Obama used the major Hudson River crossing point north of New York and its $3.9 billion replacement project to illustrate a fast-track system he initiated that he said cut the permitting time from five years to 1 1/2 years. Without congressional action, he warned, the Highway Trust Fund that pays for transportation projects will soon run dry.
Republicans cried hypocrisy, blasting Obama for claiming credit for the expedited process while his administration has yet to decide the fate of the proposed Keystone XL pipeline. The GOP is using that up-in-the-air project to bash Democrats ahead of the November elections.
Even as Obama and Republicans sought to bolster their case for the midterms, a whiff of the next key election permeated the air as Obama was introduced in Tarrytown by New York Gov. Andrew Cuomo, who is high on Democrats’ list of potential candidates in 2016.

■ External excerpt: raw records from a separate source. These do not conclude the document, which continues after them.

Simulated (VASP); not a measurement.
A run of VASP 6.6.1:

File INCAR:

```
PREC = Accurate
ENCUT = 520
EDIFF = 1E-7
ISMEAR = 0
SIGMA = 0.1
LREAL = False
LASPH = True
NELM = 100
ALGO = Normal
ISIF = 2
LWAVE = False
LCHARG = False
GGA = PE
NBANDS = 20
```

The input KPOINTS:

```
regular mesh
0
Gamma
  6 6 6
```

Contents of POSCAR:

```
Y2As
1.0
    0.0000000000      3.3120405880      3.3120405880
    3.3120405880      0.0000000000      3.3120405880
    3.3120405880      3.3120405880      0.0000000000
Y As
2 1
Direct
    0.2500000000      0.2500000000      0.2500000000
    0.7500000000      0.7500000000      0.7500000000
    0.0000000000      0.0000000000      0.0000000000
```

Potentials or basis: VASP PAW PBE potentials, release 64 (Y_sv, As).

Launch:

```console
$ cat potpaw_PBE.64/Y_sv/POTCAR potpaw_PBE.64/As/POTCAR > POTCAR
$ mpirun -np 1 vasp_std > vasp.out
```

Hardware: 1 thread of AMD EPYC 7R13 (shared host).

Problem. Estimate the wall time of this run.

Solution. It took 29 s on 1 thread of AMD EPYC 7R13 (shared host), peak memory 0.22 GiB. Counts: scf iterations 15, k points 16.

“We don’t need a ’can’t do’ spirit. We need a ’can do’ spirit. That’s what Gov. Cuomo has,” Obama said, praising the Democrat who could potentially compete against Obama’s vice president or his former secretary of state for the Democratic presidential nomination.
Obama, who was traveling with first lady Michelle Obama, was to spend the night in New York before attending the dedication ceremony Thursday morning for the National September 11 Memorial & Museum at the World Trade Center.